I’m writing to you because I want to get another opinion on the situation going on with my daughter.
She met a guy and was dating him for 3 months, he told her that he would give her a truck and that he sold his house and the money he got from the sale of his house was going to be put down on another house. He has taken money out of her purse, and because he said he was buying a house for them to live in she didn’t pay the rent on her apartment. She also sold her van, believing that he was going to give her his vehicle. He disappears for a day or two with no communication with her.
Now she has no vehicle, cause she sold it and has an eviction notice on her apartment, she has two young children that are now without a vehicle or a home, he also didn’t pay the cell phone bill like he said he did and it got shut off, so my daughter was left without any communication, transportation and is now homeless.
She said she was done with him, but now I find out that she is talking to him and letting him come over her house, I tried to tell her that she can’t believe anything he says and she should just cut her losses and not have anything to do with him. I told her I would not be helping her with rides unless she totally ends it with him. now she is angry with me, she just never seems to learn by her mistakes. I just wanted to know what you thought of the situation.
Thanks for listening.
Dear Mama Lion,
What amazes me about women is that some of us still believe in the knight in shining armor, who will give us a “trusty steed,” pay our phone bills and provide shelter for us and our children. We love so fiercely, and can become so blinded by happily ever after that we ignore the red flags, we don’t question, we forgive too quickly when boundaries are ignored or crossed.
For the record, this man is a jackhole, who is undeserving of the love and devotion that your daughter has shown him. Yes, she should cut her losses, lose his phone number, move and leave no forwarding address.
Still, I wonder if your daughter loves herself to see that she deserves more than someone who takes money from her purse, or promises to take care of a bill and then doesn’t keep that promise, and lies. Doesn’t she believe that she deserves more?

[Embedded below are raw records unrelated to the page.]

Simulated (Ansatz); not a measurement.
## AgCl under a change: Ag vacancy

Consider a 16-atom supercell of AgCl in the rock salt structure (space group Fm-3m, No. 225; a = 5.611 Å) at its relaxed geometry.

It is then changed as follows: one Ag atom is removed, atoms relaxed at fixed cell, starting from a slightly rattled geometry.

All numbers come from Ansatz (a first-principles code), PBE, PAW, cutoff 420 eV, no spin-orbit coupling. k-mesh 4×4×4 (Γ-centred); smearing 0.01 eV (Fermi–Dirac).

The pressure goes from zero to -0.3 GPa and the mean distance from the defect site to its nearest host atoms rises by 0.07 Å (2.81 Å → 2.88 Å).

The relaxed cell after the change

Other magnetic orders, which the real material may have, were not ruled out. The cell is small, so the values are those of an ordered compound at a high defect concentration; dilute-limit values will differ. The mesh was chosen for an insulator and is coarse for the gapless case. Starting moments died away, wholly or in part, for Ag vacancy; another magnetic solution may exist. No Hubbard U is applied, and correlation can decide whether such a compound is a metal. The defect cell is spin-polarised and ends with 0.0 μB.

While Mamas will have the sex talk with their daughters, equally important is the discussion about boundaries. Boundaries will help our daughters make better decisions about acceptable behavior in regards to their body, how they are treated and their space. I hope you will talk with your daughter about boundaries, and how important it is to set them in the beginning of a friendship or relationship.
Your daughter needs to know her worth, and that she deserves better than a lying jackhole, she deserves someone who respects her as a woman and a mother and she must learn to demand no less than that.